John Moore of Wake County said that he spent a lot of time, money and effort when a power company wanted to take part of his land in southwestern Wake County.
Moore, who uses his land as a horse training facility, said that in the process of dealing with the power company over the price of the land it wanted, he was never compensated for expenses for attorney, appraisers and other services, an amount that he said cost $85,106.
Moore told his story on Wednesday to a state House committee that is looking into reforming the state’s eminent domain laws in the wake of a U.S. Supreme Court decision last year that allowed a Connecticut town to take private property for private development. One thing the committee is looking into is requiring the government or, in Moore’s case a utility, to pay attorney and appraiser fees if they low-ball their “just compensation” offer.
“If municipalities have a right to condemn property and they are able to do so without having to reimburse attorney’s fees after making grossly low offers, then they will continue to make grossly low offers,” Moore said once he had finished speaking to the committee.
The Fifth Amendment to the U.S. Constitution allows governments to take private property for public use provided that “just compensation” is given to the property owner.
The committee pored over draft legislation that would require courts to award property owners costs and expenses, including reasonable attorney fees, appraisal fees and engineering fees, if the amount the court awards the property owner is more than 25 percent higher than the amount the government or utility made in its initial offer.
One of the members of the committee, Rep. Robert Grady, R-Onslow, said he agrees with requiring attorney fees to be paid.

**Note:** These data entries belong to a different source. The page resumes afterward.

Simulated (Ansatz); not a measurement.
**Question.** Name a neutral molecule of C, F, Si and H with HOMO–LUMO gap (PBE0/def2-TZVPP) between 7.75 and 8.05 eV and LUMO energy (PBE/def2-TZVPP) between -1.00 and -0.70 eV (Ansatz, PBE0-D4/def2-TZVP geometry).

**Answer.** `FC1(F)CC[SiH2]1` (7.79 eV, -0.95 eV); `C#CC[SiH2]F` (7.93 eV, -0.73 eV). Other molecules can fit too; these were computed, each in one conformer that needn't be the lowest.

“I really don’t think it’s fair for a citizen to be attacked by government-paid attorneys and then the citizens have to pay for their own attorneys even if they win,” Grady said. Otherwise, he said, the government attorneys could drag the case out for a long time and “starve out” the citizens.
“A provision to pay the attorney fees when the citizen wins I think is only fair,” Grady said.
The draft legislation would also disallow any local acts giving local governments the right to take property for private development purposes.
The wording is in the form of a statute and not an amendment to the N.C. Constitution.
Rep. Wilma Sherrill, R-Buncombe, the co-chairwoman of the committee, said she thinks that the legislation will “make it perfectly clear that the laws of this state don’t allow for the taking of private property for private use.”
She said that she had consulted with a number of lawyers about the wording in the proposed new law.
“I feel real good about it,” Sherrill said.
Grady said that while he would prefer a constitutional amendment, the legislation is a good starting place.
“I’m willing to work with this and start the process with this and see how it works,” Grady said.
The House committee is preparing legislation to be taken up by the 2006 short session of the General Assembly, which begins in May.